I understood that she was telling me that she didn’t want to talk about her illness, that she needed a vacation from the land of the sick. So we talked about the office, falling into the comforting culture of complaint shared by all employees. We told each other stories about all the bosses and their foibles, the things that they were constantly doing wrong. It was familiar. It was soothing.
The waiter came back a little too quickly, but he said “Bisque aux morilles!” with such conviction that when he set the bowl before me, I looked hopefully down into its depths. It was thick and creamy, and it gave off puffs of steam. I dipped my spoon below the surface and raised it to my mouth.

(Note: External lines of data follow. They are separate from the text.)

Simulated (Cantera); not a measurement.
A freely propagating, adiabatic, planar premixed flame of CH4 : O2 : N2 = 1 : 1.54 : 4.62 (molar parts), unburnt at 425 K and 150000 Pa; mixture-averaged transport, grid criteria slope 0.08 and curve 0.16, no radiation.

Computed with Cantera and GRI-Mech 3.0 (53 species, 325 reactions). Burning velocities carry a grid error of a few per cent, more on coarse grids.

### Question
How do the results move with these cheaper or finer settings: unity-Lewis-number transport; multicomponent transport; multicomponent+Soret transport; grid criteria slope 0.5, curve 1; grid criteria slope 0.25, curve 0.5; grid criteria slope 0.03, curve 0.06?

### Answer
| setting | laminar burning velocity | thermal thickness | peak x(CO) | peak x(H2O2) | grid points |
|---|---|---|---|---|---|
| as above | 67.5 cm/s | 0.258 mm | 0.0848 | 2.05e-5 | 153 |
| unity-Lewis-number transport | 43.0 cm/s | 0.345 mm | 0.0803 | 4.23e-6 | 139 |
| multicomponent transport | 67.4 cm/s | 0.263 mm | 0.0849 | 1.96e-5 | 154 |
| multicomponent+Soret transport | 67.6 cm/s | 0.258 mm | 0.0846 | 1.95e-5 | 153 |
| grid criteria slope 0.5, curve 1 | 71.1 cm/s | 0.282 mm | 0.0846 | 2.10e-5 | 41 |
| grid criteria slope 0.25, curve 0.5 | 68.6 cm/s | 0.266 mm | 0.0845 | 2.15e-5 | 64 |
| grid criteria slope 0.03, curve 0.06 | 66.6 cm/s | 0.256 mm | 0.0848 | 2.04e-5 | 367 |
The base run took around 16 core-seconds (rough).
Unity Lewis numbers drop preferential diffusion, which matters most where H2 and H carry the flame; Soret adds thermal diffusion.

I took a taste. And then another. Still unable to believe it, I took one more. “What?” asked Carol.
It was a bowl of pure hot cream. A drop of cooking sherry might lurk somewhere in its depths, but that was all. There was not even a whisper of mushroom. Not a hint.
“You look like a cat touching a mirror,” said Carol, watching me. “You know the way they look at themselves and then reach out a paw as if they can’t believe it’s glass and not another cat? That’s how you look.” She picked up her spoon and filled it with consommé. A quizzical look crossed her face. She took another taste. “I guess,” she said at last, “that I must look the same.”
With each new course the meal became more comical. The lobster was a scrawny thing, and it had been a long time since he had walked around a refrigerator or anything else. The desiccated meat was drenched in a gritty sauce made of flour and milk, with a bit of dill and a lot of cooking sherry. My liver was tough stuff that tasted like . . . cooking sherry.
“This is the worst food I’ve ever been served in a restaurant!” said Carol. “If you weren’t here, I’d be positive that the chemo had robbed me of the ability to taste. Imagine being someone without a lot of money who’s saved up for the most romantic restaurant in town . . .”
Or, I was thinking, imagine another scenario. Imagine being a restaurant critic with a sick friend who can only enjoy food a few days out of every month. You could have taken her to any restaurant in town, but oh no, you had to bring her here.
“You have to do something,” said Carol.
“Don’t worry,” I said, “I will.”
The shrieking of the tweed woman’s voice kept echoing in my head as I sat at my computer, writing notes about the tasteless food. I tried to imagine what could make someone behave that way. And then, just like that, I made up a life for her. She had married young, and the guy had turned out to be an abusive jerk. She had stuck it out for—how many years—five, six?—and then finally left him. No children. And now she settled for a little life, all alone, living on the edges of other people’s happiness, hugging her hatred close to keep her warm.
I gave her a name—Emily—and an address in that sad, shapeless neighborhood around the restaurant. It was shabby respectable, and when people asked where she lived, Emily exaggerated and said, “On the Upper East Side,” with an air she hoped conjured up a Park Avenue duplex. She walked to work. When she took a taxi—which was rare—she tipped ten cents. She ate the same thing every day—what would it be? A four-minute egg, a liverwurst sandwich? At night she went home, made herself a pot of tea, hung her clothes carefully in the closet, and spent the evening watching television. She had trouble sle
eping. She worried about her weight. She was anxious about the rest of her life. And given the chance, she entertained herself by humiliating the less fortunate.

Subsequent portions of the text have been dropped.